Channel 10 at Risk of Closure After Potential Buyers Back Off

TV broadcaster faces end-of-month deadline to find new invesotrs or lose its license.

Tomer Appelbaum

The fate of Channel 10, the financially ailing television broadcaster, hung in the balance on Tuesday after one potential buyer dropped out of contention and a second said he was reconsidering his offer.

The setback comes as the broadcaster faces a life-and-death deadline to recruit new investors and provide the government with some 45 million shekels ($11.6 million) in guarantees to qualify for a new license. Its current license expires at the end of June, but to get a new one it has to meet the condition by the end of this month.

On Tuesday afternoon, however, RGE Media – whose shareholders include the U.S. billionaire Len Blavatnik – said it was no longer interested just days after meeting with Prime Minister Benjamin Netanyahu on the subject. Hours later Ilan Shiloah, an Israeli high-tech and communications entrepreneur and investor, said he was reconsidering his bid.

“Despite our interest to buy Channel 10, which has taken steps to improve efficiency and has much improved its business its heavy debt, new regulatory requirements and regulatory uncertainty, worry our board,” said RGE CEO Mudi Friedman, the latter apparently a reference to Netanyahu’s role.

Shiloah also blamed Netanyahu for his decision. In a Twitter post, he said the prime minster ”had worked to keep investors away” from the broadcaster. Another source close to the negotiations said, “Everyone was being pressured by Netanyahu and decided to pull back.”

Netanyahu has said in the past that Channel 10 routinely gave him unfavorable coverage and during the general election this year he declined to be interview by the broadcaster’s journalist Raviv Drucker, who exposed the so-called “Bibi Tours” affairs in which Netanyahu was accused of improperly accepting free flights from wealthy individuals while he was out of office in the late 1990s and early 2000s.
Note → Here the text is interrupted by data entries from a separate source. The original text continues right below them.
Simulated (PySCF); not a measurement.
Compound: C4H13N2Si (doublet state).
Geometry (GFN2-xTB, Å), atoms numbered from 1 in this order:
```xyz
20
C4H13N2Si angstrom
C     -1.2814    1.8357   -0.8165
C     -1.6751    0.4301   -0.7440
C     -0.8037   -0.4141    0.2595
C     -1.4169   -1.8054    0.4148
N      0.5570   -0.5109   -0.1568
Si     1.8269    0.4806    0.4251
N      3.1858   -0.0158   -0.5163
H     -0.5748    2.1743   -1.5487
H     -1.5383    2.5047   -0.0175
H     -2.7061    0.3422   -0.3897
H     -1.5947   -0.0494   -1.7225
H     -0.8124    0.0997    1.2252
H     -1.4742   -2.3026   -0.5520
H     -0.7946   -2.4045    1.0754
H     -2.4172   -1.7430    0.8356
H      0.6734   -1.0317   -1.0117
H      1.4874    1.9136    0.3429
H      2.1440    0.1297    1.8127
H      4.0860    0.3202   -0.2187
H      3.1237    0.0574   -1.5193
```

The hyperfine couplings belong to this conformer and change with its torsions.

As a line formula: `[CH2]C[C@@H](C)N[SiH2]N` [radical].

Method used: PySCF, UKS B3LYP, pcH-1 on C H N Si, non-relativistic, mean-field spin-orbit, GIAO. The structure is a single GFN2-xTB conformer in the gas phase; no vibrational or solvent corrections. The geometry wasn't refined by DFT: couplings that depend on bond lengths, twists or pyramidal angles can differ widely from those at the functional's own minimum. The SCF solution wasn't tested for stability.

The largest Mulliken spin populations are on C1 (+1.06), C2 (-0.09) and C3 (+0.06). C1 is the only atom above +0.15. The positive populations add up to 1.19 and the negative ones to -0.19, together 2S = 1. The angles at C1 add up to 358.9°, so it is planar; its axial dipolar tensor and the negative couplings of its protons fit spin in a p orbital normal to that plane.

In the past, he had tried to block extending the broadcaster’s license.

“We have no idea what’s going on right now,” said a source close to Channel 10’s current shareholders. “We do know that they won’t extend our license, but we need more time.”

At the end of last year, Yossi Maimon, Channel 10’s current controlling shareholder, signed an agreement with Shiloah giving him rights of first refusal to buy control. In March, Shiloah said he planned to exercise those rights after conducting due diligence that showed the station has about 150 million shekels in debt.

Under the agreement, Shiloah would have injected 120 million shekels into Channel 10 to cover debts and provide it working capital. Maiman and a second shareholder, the Israeli-American movie producer Arnon Milchan, would lose their stake and receive no money in return.

Meanwhile, the Second Television and Radio Authority, which regulates commercial broadcasters, ruled that Channel 10 was qualified for a renewed 15-year license, which lifted a cloud of uncertainty over the broadcaster’s future and aroused the interest of investors.

RGE, whose other shareholders include Aviv Giladi and the Recanati family, also entered into talks to buy Channel 10 under terms that included a 70 million-shekel payment to existing shareholders. RGE executive met with Channel 10 Monday night without agreeing to terms.

Sources said that Channel 10’s shareholders would try to convince Shiloah to buy them out under better terms. While they may also try to extend its license again, the Second Authority’s chairwoman, Eva Madjiboj, has she wouldn’t support such a move.